One of my roles in my new-ish (it's starting to feel not so new anymore, which I think is a good thing) role is planning professional development regarding the shifts in literacy instruction that the Common Core Standards require. I have been focusing on close reading, which I believe is a fundamental skill that students need in order to squeeze out all the meaning from text they can. It also forces students to grapple with a complex text, giving them strategies for how to handle tough reading. In my opinion, close reading is much better than what I used to see all the time in my classroom: telling students to read something and the only thing going on neurologically was motor neurons firing when their eyeballs moved back and forth across the page.
Below is a sample presentation that I will be giving to our middle school staff this week regarding close reading, if you'd care to check it out. It was my first time using PowToon, so please forgive any errors you see in the timing. You can check out the resources I used in it here and here and here. Close reading really means getting students to re-read. But it doesn't mean that they simply fire those motor neurons again to move their eyeballs across a page of text a second time; it means students are re-reading in order to dig deep into the various levels of textual meaning. It means getting students to annotate while they read so they can be active questioners of the text; it means giving students questions that require they go back to the reading to find evidence to support their answers. It also means developing student skills at generating their own arguments that are backed with evidence, not just opinions that come from prior experience. Further, it means getting students to develop strategies for finding meanings of those tier two vocabulary words on their own, and seeing why the author used those particular words in the first place. It teaches students to slow down when they read, and forces them to see how a reading hangs together as a whole by analyzing its parts.
In other words, it teaches students to think. And, not only that, it teaches them skills they will actually need to use independently after they graduate. Much more useful, in my opinion, than most of the content that is held sacrosanct in classrooms these days.

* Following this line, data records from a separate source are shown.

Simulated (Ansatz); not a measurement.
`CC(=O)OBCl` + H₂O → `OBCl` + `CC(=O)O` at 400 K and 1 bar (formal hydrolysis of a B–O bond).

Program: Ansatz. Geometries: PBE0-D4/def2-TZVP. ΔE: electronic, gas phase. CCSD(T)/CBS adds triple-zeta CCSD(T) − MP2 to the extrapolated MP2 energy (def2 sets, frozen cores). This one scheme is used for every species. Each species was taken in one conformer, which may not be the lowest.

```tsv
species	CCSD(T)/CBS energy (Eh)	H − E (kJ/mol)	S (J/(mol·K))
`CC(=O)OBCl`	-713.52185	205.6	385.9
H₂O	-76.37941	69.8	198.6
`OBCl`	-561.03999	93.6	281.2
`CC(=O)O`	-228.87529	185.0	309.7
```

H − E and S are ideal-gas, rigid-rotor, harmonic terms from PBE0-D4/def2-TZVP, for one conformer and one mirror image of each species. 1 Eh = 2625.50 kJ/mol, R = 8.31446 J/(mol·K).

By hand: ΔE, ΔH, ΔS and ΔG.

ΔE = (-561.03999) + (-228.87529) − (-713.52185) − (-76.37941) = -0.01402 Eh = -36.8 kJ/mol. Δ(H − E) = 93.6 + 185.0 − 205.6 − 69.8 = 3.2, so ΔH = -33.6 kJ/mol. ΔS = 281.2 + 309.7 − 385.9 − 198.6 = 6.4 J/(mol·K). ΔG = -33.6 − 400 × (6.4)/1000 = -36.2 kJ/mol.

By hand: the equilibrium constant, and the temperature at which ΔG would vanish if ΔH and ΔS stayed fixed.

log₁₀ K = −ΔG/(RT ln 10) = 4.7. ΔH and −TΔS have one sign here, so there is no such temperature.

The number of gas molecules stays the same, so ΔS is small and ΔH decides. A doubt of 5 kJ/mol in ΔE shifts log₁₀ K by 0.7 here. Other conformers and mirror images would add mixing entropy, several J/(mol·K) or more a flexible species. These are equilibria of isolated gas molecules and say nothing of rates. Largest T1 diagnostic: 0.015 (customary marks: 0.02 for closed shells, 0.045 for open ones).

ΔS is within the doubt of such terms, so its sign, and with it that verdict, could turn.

Does it take more time to do a close read? Yep. In fact, that's the one complaint I hear the most about close reading--that it takes too much class time. But any skill such as this will take more time to teach students at first. If it is done consistently by all teachers over the course of a school year, then it will become a habit that takes less and less time on the part of the teacher and the student.
And, like I said, it makes students do that "thinking" thing--and teaches them a skill to help them do that thinking on their own, well after they leave your classroom and your content behind.